In lithium-ion batteries, a singly charged lithium atom (or “ion”) flows between two electrodes while one electron is contributed to the electrical current in the external circuit. If too many lithium ions are intercalated (inserted between existing atomic layers), the electrode’s atomic structure can distort, which usually limits the ability to recharge the battery. In a battery electrode composed of manganese oxide (Mn2O4), magnesium ions with two positive charges (Mg2+) could provide two electrons per intercalated ion—twice the electrical current if present at the same density—without irreversible distortion of the electrode material. This research showed that Mg2+ intercalation into Mn2O4 was extensive and reversible.
Future battery systems composed of cathodes (negatively charged electrodes) that take advantage of Mg2+ intercalation could have twice or more the energy density of today’s commercial lithium-ion batteries. This new class of batteries may lead to longer-lasting cell phones and more practical electric vehicles.
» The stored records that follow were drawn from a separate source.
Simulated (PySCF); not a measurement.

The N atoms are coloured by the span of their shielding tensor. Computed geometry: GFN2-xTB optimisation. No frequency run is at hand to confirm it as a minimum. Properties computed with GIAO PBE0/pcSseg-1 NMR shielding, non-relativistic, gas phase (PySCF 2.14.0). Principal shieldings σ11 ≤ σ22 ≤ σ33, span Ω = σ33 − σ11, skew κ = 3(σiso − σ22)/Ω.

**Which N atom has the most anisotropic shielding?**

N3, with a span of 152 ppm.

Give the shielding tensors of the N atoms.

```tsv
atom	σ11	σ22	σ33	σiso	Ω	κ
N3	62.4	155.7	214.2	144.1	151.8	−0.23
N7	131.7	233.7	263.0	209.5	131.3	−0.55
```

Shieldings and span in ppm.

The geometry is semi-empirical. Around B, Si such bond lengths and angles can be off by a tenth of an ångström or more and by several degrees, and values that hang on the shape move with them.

Batteries are composed of two electrodes, an anode (positive charge) and a cathode (negative charge), separated by an electrical insulator. As the battery operates with electrical current flowing in the external circuit, positively charged atoms (or ions) flow internally between the two electrodes. Intercalation of too many ions from the electrolyte into the electrodes can cause distortion, which can limit the ability to recharge the battery. Batteries using Mg2+ ions instead of singly charged lithium ions have the potential for significantly increased energy density and the production of two electrons of electrical current for each intercalated ion. A major challenge for magnesium batteries is finding suitable cathode materials capable of storing a large amount of Mg2+ ions while operating at high voltage. This research demonstrates that Mn2O4 with the spinel structure is such a material. Researchers at the Joint Center for Energy Storage Research (JCESR) found that Mg intercalation into the electrode was extensive and reversible. The scientists used four techniques to characterize this phenomenon at multiple length and chemical scales. Electron microscopy with elemental analysis permitted visualization of the electrochemical intercalation. X-ray diffraction allowed confirmation of the expected structural transition upon intercalation. Nuclear magnetic resonance (NMR) and X-ray absorption spectroscopy (XAS) further validated the Mg intercalation. This research has confirmed the validity of a new class of materials for battery cathodes based on Mg2+ intercalation. Coupled with a pure Mg anode, these battery systems could have twice or more the energy density of today’s commercial lithium-ion batteries along with increased safety and reduced cost.